March 19, 2024

Contrast

Optimizing Web UI for Large Datasets

If you’re unfamiliar with bitdrift, our mission is to craft better observability tools. During development of Capture, we faced the challenge of efficiently handling potentially hundreds of thousands of logs in a single viewing session, and created an optimized web strategy capable of efficiently displaying and navigating those vast datasets. This post dives into what we did behind the scenes that made this a reality.

Imagine this: a developer at [insert mobile app here] is poised to tackle the latest bug. They’re armed with sample application sessions, each brimming with tens of thousands of logs, all of which need to be sifted through to uncover insights.

Traditionally, the debug journey might involve submitting a query to retrieve logs for each session, then embarking on the painstaking process of sifting through these logs.

Mobile app sessions, especially in a complex environment like ride-sharing apps, can span over multiple hours, generating hundreds of thousands of logs. The critical challenge is managing this immense volume of data without compromising the performance or user experience of the web view.

Note: All code snippets in this post are in vanilla JavaScript/TypeScript. In reality you’d use your view library of choice to optimize writing to the DOM, and cleanup any observers/listeners. For the sake of readability, I’m using a very simple tagged template function to construct elements:

typescript
/**
 * A tagged template literal function
 * for creating HTML fragments.
 * @usage
 *
 * const li = html`<li>${item.id}</li>`;
 */
const html = (
    strings: TemplateStringsArray,
    ...values: unknown[]): DocumentFragment => {
        return document
            .createRange()
            .createContextualFragment(
                strings.reduce((acc, str, i) =>
                    `${acc}${str}${values[i] || ''}`, ''
                )
            );
    }

Challenges

In scenarios involving high-volume data, such as reviewing logs from extensive app sessions, providing a seamless interaction where data appears to be instantly accessible without loading the entire dataset upfront is crucial to the user experience. Traditional pagination, which requires users to manually navigate through pages, interrupts the flow of investigation, making the process tedious and less intuitive. Therefore, a more efficient approach to pagination is essential to reduce initial load times and conserve memory. This approach prevents browser slowdowns or crashes, ensuring the application remains responsive and enhances the user's ability to interact with the data without disrupting their investigative process.
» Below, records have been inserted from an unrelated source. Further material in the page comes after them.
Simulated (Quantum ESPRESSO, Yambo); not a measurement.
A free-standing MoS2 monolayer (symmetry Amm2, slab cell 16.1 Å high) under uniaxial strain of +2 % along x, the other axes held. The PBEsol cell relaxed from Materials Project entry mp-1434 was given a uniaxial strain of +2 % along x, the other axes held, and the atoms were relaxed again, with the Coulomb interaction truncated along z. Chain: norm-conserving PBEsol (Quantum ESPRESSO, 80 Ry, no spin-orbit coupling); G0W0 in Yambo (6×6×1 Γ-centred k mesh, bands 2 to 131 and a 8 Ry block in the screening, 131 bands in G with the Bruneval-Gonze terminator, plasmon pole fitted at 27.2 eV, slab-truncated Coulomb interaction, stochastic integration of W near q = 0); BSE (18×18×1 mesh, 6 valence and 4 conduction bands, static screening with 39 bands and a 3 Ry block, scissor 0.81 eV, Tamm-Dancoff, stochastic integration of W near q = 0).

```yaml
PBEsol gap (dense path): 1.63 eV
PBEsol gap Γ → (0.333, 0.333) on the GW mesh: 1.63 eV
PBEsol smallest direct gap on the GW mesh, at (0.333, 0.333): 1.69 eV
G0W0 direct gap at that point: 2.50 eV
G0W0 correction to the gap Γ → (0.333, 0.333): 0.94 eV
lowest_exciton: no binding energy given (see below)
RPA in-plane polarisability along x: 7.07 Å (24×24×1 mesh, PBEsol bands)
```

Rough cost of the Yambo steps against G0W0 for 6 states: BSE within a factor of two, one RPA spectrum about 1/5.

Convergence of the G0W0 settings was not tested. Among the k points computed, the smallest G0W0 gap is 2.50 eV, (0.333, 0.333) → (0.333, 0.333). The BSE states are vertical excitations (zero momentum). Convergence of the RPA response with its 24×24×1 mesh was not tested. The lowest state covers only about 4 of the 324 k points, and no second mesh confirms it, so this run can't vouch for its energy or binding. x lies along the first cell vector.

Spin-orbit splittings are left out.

Efficient Management of Extensive Log Data

Our Pagination Approach

To accommodate users potentially skipping through the session logs non-sequentially, we’ve passed on cursor based pagination, in favor of offset pagination. This allows us to target a specific page to load without having to have traversed the preceding data and so we can load data dynamically, based on the user's position within the session, rather than just sequentially loading page after page. We have a couple of key bits of data that we can leverage for our implementation: We know the current total number of logs in the session, and we know the number of logs per page. In addition to this, we know that we would always render a log as a fixed height row within our list. Note: In our case logs for a session are written to cold storage, and when requested are hydrated into a SQLite database. It is this hydrated data which has a known number of logs. For sessions which are ongoing, there may be a need to rehydrate in the background in order to access the latest data. More on this in a future blog post!

typescript
const render = () => {
    const ul = document.createElement('ul');
    data.forEach((page, pageIndex) => {
        // Do not render if page isn't "loaded"
        if (!loadedPages.has(pageIndex + 1)) return;

        page.forEach((item, index) => {
            const saturation = pageIndex / CONSTANTS.pages;
            const itemIndex = pageIndex * CONSTANTS.pageSize + index;
            const y = itemIndex * (CONSTANTS.listItemHeight + CONSTANTS.listGap);

            const li = html`<li style=" --list-item-y:${y}; --page-saturation:${saturation};">${item.id}</li>`;

            ul.appendChild(li);
        });
    });

    app.innerHTML = ul.outerHTML;
};

window.addEventListener('scroll', () => {
    const { y } = app.getBoundingClientRect();

    // Check top/bottom edge of screen for page intersections
    const screenTop = getPageFromPosition(Math.abs(y - window.innerHeight));
    const screenBottom = getPageFromPosition(Math.abs(y));

    if (!isLoaded(screenTop) && screenTop) {
        fetchPage(screenTop);
    }

    if (!isLoaded(screenBottom) && screenBottom) {
        fetchPage(screenBottom);
    }

    render();
});

The approach above uses a simple scroll event listener to determine which page of data is in the viewport and “loads” it if needed. We could also use IntersectionObserver and drop the calculation of the page position within the screen.

typescript
const render = () => {
    const ul = document.createElement('ul');
    const observer = new IntersectionObserver((entries) => {
        entries.forEach((entry) => {
            if (entry.isIntersecting && entry.target instanceof HTMLElement) {
                fetchPage(entry.target.dataset.page);
            }
        });
    });

    data.forEach((page, pageIndex) => {
        page.forEach((item, index) => {
            const saturation = pageIndex / CONSTANTS.pages;
            const itemIndex = pageIndex * CONSTANTS.pageSize + index;
            const y = itemIndex * (CONSTANTS.listItemHeight + CONSTANTS.listGap);
            let li;

            if (!isLoaded(pageIndex + 1)) {
                // Render a placeholder element to observe
                li = html`<li style=" --list-item-y:${y};" data-unloaded="true" data-page="${pageIndex + 1}">
                    not loaded
                </li>`;
            } else {
                li = html`<li style=" --list-item-y:${y}; --page-saturation:${saturation};">${item.id}</li>`;
            }
            ul.appendChild(li);
        });
    });

    list.innerHTML = ul.outerHTML;
    // Observe all unloaded list items
    document.querySelectorAll('[data-unloaded]').forEach((el) => {
        observer.observe(el);
    });
    document.querySelector('[data-pages]').innerHTML = [...loadedPages].join(', ');
};

The end result would look something like this: As the user navigates the list, they’ll eventually reach a point where the data has not been fetched. By either scroll position or intersection observation, reaching that point triggers a fetch for the page of missing data. You can see a log of the loaded pages in the right hand corner, demonstrating the ability to load pages out of order.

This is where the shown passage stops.